Ask about our catch of the day

Depending on whom you ask, Powell (was it Powell Peralta again for a shot while there?) is either an enduring monument to the successes and excesses of ’80s skateboarding, a third- or fourth-tier farm team company that’s been home to high-ollie champions and future SOTYs, or a stalwart supplier of blank decks. It has yet to be seen whether the new “FUN!” video will reassert Powell’s seat at the table of board brands people care about or catapult its featured amateurs to, er, am status on bigger/better board companies, but it’s an impressive effort even beyond the skating (which is roundly pretty awesome) – a statement of purpose from a notoriously directionless camp, with the only ones that seem to care much about the whole affair probably ranking fairly low on the pay scale. Pretty much your classic rag-tag team of misfits taking a shot at the little league title or whatever, in a video that could only begin with a Spongebob song.

Since it’s unlikely that one video is going to turn the Powell ship, which has been floating aimlessly art-direction and team-wise for over a decade now, a more constructive game might be to parse “FUN!” re: the likelihood of different dudes getting tossed lifelines to other teams. Opening dude Josh Hawkins would probably be one, despite some kind of weird body varials out of tricks. He does this immaculate bluntslide kickflip and lands a cartilage-crushing noseblunt toward the end of his part, which features some pretty sizable gap skating. Also the relentlessly rounded Ben Hatchell, spinning a feeble grind whirligig in the shallow end and back-to-back flipping in the full-pipes. He has the crucial Cab cameo and also offers some handrail heroics to and beyond a double-kink feeble grind, crazy tricks that could maybe land him on Real or something; maybe Almost could get some of these dudes when Lutzka’s contract finally runs out.
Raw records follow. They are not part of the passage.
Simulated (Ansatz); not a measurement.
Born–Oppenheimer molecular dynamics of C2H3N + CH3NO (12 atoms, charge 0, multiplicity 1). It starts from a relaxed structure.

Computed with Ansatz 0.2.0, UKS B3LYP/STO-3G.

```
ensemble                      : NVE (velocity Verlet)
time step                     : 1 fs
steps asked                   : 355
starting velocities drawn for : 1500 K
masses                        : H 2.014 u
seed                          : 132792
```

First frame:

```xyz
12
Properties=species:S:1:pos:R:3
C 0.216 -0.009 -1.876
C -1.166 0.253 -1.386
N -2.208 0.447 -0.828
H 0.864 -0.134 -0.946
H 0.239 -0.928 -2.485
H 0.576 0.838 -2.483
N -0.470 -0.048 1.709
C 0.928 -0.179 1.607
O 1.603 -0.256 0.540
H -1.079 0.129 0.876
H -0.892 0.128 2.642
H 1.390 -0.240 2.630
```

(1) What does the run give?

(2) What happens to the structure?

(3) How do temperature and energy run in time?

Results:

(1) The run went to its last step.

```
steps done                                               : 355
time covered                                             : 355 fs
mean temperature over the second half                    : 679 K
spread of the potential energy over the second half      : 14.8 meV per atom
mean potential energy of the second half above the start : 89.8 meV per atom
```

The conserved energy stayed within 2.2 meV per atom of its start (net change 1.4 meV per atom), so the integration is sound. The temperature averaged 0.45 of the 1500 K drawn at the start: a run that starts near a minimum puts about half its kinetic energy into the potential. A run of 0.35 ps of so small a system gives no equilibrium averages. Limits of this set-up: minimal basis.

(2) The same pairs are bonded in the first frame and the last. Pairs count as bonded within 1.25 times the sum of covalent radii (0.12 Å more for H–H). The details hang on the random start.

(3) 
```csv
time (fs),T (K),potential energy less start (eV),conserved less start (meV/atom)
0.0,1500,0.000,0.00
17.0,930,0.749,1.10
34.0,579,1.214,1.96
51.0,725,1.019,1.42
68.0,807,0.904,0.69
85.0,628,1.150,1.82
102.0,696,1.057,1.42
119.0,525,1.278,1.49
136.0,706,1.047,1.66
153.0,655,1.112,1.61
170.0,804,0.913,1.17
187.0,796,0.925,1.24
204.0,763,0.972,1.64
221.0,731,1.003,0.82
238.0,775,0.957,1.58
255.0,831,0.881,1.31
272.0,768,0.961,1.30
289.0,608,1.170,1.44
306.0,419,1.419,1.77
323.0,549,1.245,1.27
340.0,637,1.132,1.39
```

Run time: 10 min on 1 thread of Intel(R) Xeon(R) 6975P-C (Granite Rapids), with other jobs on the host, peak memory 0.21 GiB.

Meantime former Element-For-Lifer Dallas Rockvam gets his AVE weight up on a fat wallie to backside 50-50, the gap-to-rail lovin’ Aldrin Garcia hops a fence to a puffer-fish landing and scores a sweet look-back after a big backside flip. John White, previously a paralegal and in close competition with Mike Anderson for most generic name in skating right now, is working with a new light-footed technique that isn’t bad and skids a sick backside noseblunt at the Crailtap electro-box ledge. On the topic of names, Derek Elmendorf has thankfully moved beyond of the lamer nicknames around, and winds down a hammer-ready section with a bizarro fakie ollie to switch feeble grind and that 50-50 that must be seen to be believed.

Flarey ledge combos in this video include a noseslide to back noseblunt, nose manual to b/s noseblunt and f/s boardslide spin-around to noseblunt, but all things considered it’s a pretty big guns-focused affair that sees Wallenberg varial heelflipper Jordan Hoffart emptying the clip to “Panama,” stepping right up to the Staples Center hubba as he generally gets his Muska on. Noseslide shove-it transfer on a beefy block, a double-set jump to 5-0, long cranked-out k-grinds and gapping out over some stairs that I’d been waiting the whole vid for somebody to do. He goes Billy Marks a little later with that Slap “Curtains” curtains trick, and there’s a finishing move that surely resets some type of bar. It would be impressive if Hoffart and everybody else refused all offers in favor of mutinying the Powell ship, stuffing old George in the brig and pointing the prow toward glory and treasure, but there’s a time to fish and a time to cut bait, and you gotta think that with these kids’ buckets full of freshly heaving lunkheads it’s time to see what kind of price they’ll fetch on the open market. And so ends this extended deep-sea fishing metaphor.

Inauguration

November 26, 2008


If Boil the Ocean had an art budget (and an artist) the photo above would be some combo of this and this with the letters “SOTY” underneath, but, yeah. Budgetless art courtesy of Erik; thanks also to YWS Eeen for his offer.

Similar to the USA, Thrasher put a fresh-faced, left-leaning young man in its number one spot, both largely untested and with a rather unlikely three-name combo. Perhaps a sign of change, elevating young breakout types with similarly thin resumes – five years ago Barack Obama’s a state senator, and Silas Baxter-Neal was Powell flow trash. Perhaps an indication of no better candidates. But as far as reaching the top of the heap early on in their careers, SBN and BHO are in there with JFK, TR, BA and, er, Cardiel.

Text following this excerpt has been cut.